Think about your kitchen. In all likelihood, the predominant colour there is white. And the same is probably true of your friends’ kitchens and your families’ kitchens. White kitchens are omnipresent – it’s a functional, default colour that seems to end up in every new kitchen design.
There’s nothing wrong with white, mind you – it’s a classic look, giving a cheerful and clean atmosphere to the room. But it’s far from the only option. If you’re considering redecorating, renovating or just repainting your kitchen, here are some other options to consider.
If you’re a little hesitant about going all out into a full colour kitchen, there are other neutral colours besides white to choose from.
- Charcoals and other grays are a common neutral background that’s rapidly gaining in popularity; it gives a bit of a cooler colour profile than white does, and help those bright accents or white appliances pop even more.
- You could even take that a step further and go with black – while black might create a bit of a cramped sensation in a smaller kitchen, it can create a dramatic and immediately eye-catching look in a properly lit and open room.
- Greige may sound like a madeup word, but it’s actually a pleasing combination of grey and beige; it’s one of the most versatile colours out there and can work with nearly any fixtures and materials you choose to use.

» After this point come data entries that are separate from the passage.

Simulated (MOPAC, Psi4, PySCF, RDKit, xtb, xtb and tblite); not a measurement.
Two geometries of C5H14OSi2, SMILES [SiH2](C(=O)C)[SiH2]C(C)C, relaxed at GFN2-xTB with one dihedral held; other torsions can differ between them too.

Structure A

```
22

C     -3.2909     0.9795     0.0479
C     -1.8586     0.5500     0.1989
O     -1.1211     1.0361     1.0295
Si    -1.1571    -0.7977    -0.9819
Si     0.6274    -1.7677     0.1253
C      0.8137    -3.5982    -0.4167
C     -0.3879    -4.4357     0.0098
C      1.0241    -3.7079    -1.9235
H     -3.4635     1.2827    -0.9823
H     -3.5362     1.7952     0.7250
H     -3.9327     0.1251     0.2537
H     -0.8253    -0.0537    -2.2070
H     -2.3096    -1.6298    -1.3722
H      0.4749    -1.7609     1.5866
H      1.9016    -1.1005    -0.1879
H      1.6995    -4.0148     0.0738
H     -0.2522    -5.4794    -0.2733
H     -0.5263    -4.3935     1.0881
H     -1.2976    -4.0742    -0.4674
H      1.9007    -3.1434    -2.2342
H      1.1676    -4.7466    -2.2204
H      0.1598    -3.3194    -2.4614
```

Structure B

If you want to take a step past neutral, but not bust out the bright primary colours just yet, there are plenty of subtle colours to choose from. While not as universal as the neutral colours – and thus requiring a bit more thought into materials, appliances and decorations – they can cover a wide range of styles and looks.
- Pale yellows are a step up from white; giving a cheerful and sunny touch to any space, they work well with light blues for an Easter-style look, or simply with other neutral colours.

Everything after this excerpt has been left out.